We have audited the Standalone Financial Statements of SoftTech Engineers Limited ("the Company"), which comprise the Balance Sheet as at March 31, 2025, the Statement of Profit and Loss (including Other Comprehensive Income), the Statement of Changes in Equity and the Statement of Cash Flows for the year then ended, and notes to the Standalone Financial Statements, including a summary of material accounting policies and other explanatory information (hereinafter referred to as "the Standalone Financial Statements").
In our opinion and to the best of our information and according to the explanations given to us, the aforesaid Standalone Financial Statements give the information required by the Companies Act, 2013 ("the Act") in the manner so required and give a true and fair view in conformity with the accounting principles generally accepted in India, of the state of affairs of the Company as at March 31, 2025, its profit and other comprehensive income, its changes in equity and its cash flows for the year ended on that date.
Basis for Opinion
We conducted our audit in accordance with the Standards on Auditing ("SAs") specified under
section 143(10) of the Act. Our responsibilities under those Standards are further described in the Auditor's Responsibilities for the Audit of the Standalone Financial Statements section of our report. We are independent of the Company in accordance with the Code of Ethics issued by the Institute of Chartered Accountants of India together with the ethical requirements that are relevant to our audit of the Standalone Financial Statements under the provisions of the Act and the Rules thereunder, and we have fulfilled our other ethical responsibilities in accordance with these requirements and the Code of Ethics.

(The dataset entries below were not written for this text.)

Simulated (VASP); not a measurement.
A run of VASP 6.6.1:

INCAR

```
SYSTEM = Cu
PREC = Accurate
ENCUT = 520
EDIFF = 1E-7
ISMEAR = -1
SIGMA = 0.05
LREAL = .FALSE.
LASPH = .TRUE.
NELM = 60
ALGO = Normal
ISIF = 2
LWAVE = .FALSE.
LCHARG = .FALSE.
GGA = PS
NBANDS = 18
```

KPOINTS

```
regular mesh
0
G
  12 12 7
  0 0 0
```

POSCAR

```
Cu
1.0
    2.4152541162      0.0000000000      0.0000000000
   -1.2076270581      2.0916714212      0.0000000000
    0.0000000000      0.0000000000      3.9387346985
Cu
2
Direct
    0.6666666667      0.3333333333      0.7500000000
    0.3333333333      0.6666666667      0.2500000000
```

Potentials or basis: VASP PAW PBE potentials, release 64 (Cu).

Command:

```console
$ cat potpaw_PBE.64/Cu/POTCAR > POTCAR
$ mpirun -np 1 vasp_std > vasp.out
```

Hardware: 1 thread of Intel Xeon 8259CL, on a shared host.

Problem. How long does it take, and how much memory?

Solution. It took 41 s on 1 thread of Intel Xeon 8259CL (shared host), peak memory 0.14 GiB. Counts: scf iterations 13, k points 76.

We believe that the audit evidence we have obtained is sufficient and appropriate to provide a basis for our opinion.
Key Audit Matters
Key audit matters are those matters that, in our professional judgment, were of most significance in our audit of the Standalone Financial Statements of the current period. These matters were addressed in the context of our audit of the Standalone Financial Statements as a whole, and in forming our opinion thereon, and we do not provide a separate opinion on these matters.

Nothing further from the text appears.